Wednesday, February 16, 2005

Conjunctive Disjunction or Disjunctive Conjunction

It looks paradoxical either way. We, Indians have a very unique way of obeying people (atleast, we do obey) i.e. whatever we are called for, we just go and do exactly the opposite. I recall a very famous saying that goes like:

My idea of success is to listen to the best of the advices
available and then go and do just the opposite!

Recently, I was visiting a friend near my house in Delhi when I came across this: "Dekho!! Gadha peshaab kar raha hai" (read: Look, This ass is peeing over here!) written on a house-wall. I was wondering of why people write such things on walls. Maybe, because the place where this was written is quite secluded and thus, a good place for people to pee since, there were no closets around. But, what caught my attention was not the fact that such a remark was scribbled on the wall, but the fact that why the heck did the writer wrote that the person who is peeing is an ass and in order to insult him, added for the on-lookers to tease him. Couldn't he have written "Micturating here is prohibited!". But then, we Indians never follow instructions ('there wouldn't be so much of road accidents and traffic-jams in Delhi had people followed one').

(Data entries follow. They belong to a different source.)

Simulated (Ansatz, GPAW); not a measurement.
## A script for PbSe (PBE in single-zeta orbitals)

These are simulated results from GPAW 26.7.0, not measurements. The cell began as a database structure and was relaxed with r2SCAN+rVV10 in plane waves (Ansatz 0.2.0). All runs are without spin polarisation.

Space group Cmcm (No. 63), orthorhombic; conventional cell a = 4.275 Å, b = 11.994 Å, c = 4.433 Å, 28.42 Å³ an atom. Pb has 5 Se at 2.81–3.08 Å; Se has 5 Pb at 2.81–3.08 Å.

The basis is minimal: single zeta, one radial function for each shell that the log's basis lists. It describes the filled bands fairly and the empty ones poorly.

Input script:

I though maybe I could improve upon this. Instead of using a conjunction for the person peeing at the wall i.e. dekho! yeh gadha hai AND yahaan peshaab kar raha hai (read"This is an ass AND is micturating here"), it should have been "dekho ! ya to yeh gadha hai ya yeh yahaan peshaab kar raha hai" (read: Either this guy is an ass or he is peeing here), it would have been mathematically correct, as you call the convict either an ass or a liliputian piddler if he is disobeying either. But, in the 'original manuscript', the person may not be an ass or may not be weeing there.

I hope this is not an act of McCarthyism!